At least 218 Rohingyas died or went missing at sea in 2020 as they desperately sought refuge in the Southeast Asian countries either from Myanmar's Rakhine State or Bangladesh's Rohingya camps, a new UN report says.
They are part of 2,413 Rohingyas who are known to have travelled last year, making it the deadliest year on record for refugee journeys in the Bay of Bengal and the Andaman Sea since the region's "boat crisis" in 2015, according to the report of the UN Refugee Agency, UNHCR, released yesterday.
"This means that journeys were eight times deadlier in 2020 than those in 2019," according to the report titled "Left Adrift at Sea: Dangerous Journeys of Refugees Across the Bay of Bengal and the Andaman Sea".
It also highlights that some two-third of those attempting these perilous voyages are women and children in contrast to earlier periods where most of those travelling were men.
UNHCR says these deadly journeys of the Rohingyas are not a new phenomenon. Over the past decade, thousands of Rohingya refugees have left by sea from Rakhine State in Myanmar and from the refugee camps in Cox's Bazar.
"The roots of these dangerous journeys are found in Myanmar, where the Rohingya were stripped of their citizenship and denied basic rights."
Bangladesh hosts nearly a million Rohingyas, mostly those who fled a brutal military campaign in 2017. Back in Rakhine State, there are some 600,000 Rohingyas.
For the Rohingya who found refuge in neighbouring countries, restrictions on movement, livelihoods and education are compelling factors to seek a future elsewhere in the region. Motivations are various, often overlapping, and also include aspirations of reuniting with family members, UN Refugee Agency said.
They are at even greater risks of abuse by smugglers when making such journeys. Their ordeal was made worse because safe harbours to end their dangerous journey were nowhere to be found.
Since 2020, many refugees have been marooned for months on unseaworthy boats, falling prey to abuses by smugglers, becoming gravely ill through insufficient food and water, and enduring the harsh conditions at sea, it said.
These risks have been prolonged on the occasions where the regional states have "pushed back" boats to prevent disembarkation, UNHCR said.
UNHCR has called on all states in the region to search for and rescue refugees in distress at sea, and disembark them to a place of safety, work towards a regional mechanism for predictable and equitable disembarkation and provide access to asylum procedures for those who disembark.

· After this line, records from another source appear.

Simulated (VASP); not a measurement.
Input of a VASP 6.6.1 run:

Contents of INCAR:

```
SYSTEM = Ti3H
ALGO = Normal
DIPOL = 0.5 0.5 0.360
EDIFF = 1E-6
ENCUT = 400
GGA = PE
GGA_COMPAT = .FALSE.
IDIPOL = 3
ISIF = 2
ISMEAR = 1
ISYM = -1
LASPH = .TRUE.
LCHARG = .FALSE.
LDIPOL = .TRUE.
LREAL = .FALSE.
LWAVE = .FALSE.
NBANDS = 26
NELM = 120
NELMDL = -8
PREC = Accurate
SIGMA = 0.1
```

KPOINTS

It also called on the states to work with UNHCR and support fellow countries in the region to implement dignified reception arrangements and provide protection and assistance to refugees who disembark, and address the root causes of refugee maritime movements.
UNHCR's Regional Director for Asia and the Pacific Indrika Ratwatte said, "For as long as states bordering the Andaman Sea and Bay of Bengal are reluctant to rescue and land those in distress at sea, that collective failure to act will have tragic and fatal consequences. We can and must do better."